The original Macintosh, released in early 1984, was a groundbreaking machine built to “put a ding in the universe,” and its creators knew it. To mark the occasion, they pressed the signatures of all of the team members into the mold of the Macintosh’s rear shell. Open up an early Macintosh and behold the marks of those who made it come to pass.
I am aware of only one other machine that was adorned with its engineering team’s signatures: the Amiga 1000. Released in late 1985, the Amiga 1000 features the same sort of interior shell signatures as the Macintosh. And, while the ding made by the Amiga 1000 was less substantial than that of the Macintosh, it was notable for being by far the most capable consumer-oriented computer yet released. Sadly, timing (as in ahead of its time) and marketing held it back. It was signature-worthy, to be sure.

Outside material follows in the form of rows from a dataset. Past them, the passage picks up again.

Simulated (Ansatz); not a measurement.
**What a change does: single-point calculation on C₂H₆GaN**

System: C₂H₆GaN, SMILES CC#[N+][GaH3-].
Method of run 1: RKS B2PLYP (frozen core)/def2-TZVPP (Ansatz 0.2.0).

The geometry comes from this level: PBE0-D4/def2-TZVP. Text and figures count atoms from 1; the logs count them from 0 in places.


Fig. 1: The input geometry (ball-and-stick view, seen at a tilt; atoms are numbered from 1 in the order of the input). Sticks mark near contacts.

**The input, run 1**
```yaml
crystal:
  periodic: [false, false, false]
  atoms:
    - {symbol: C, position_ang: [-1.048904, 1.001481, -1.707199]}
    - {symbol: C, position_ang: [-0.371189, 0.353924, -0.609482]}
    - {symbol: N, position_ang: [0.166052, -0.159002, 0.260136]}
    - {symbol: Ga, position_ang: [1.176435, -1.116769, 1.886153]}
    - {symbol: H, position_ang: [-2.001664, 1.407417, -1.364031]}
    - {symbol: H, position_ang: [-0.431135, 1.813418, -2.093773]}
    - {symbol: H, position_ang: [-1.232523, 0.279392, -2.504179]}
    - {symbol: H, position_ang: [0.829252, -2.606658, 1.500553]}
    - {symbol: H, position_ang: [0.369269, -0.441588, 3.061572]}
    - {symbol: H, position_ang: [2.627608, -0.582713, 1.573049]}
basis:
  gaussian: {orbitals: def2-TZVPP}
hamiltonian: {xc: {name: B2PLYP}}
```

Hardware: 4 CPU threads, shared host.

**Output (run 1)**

So, not long ago I’m browsing Reddit, as one does, and I came across a post showing the inside of a Macintosh, complete with signatures, with the author asking if it was worth anything (because of the signatures). I wish I could find the link. Someone in the comments pointed out that the signatures were standard for several early Mac models, but also mentioned the fact that the Amiga 1000 has such signatures and that one particular engineer has his name written inside both machines.
I had no idea that this was the case, and it fascinates me!
After a bit of research, I found the man in question to be Ron Nicholson (or Ronald H. Nicholson, Jr., as signed in both machine molds). What’s more, Ron has an interesting past.
As his LinkedIn page details, he was “Member of the original Macintosh engineering team. IWM ASIC project engineer. Apple II peripheral engineer,” from 1980-1982. He was a Founder and Director of Engineering at Amiga working as “System and ASIC architect [with] 4 U.S. patents,” from 1983-1984. He has also worked for Silicon Graphics (SGI) on the Nintendo 64 chipset, was a Docent at the Computer History Museum in Silicon Valley, wrote PalmOS apps, and now writes iOS apps under the brand name HotPaw Productions.
I felt this to be an interesting bit of history concerning two notable computers from my past as well as, surely, the pasts of many of this blog’s regular readers.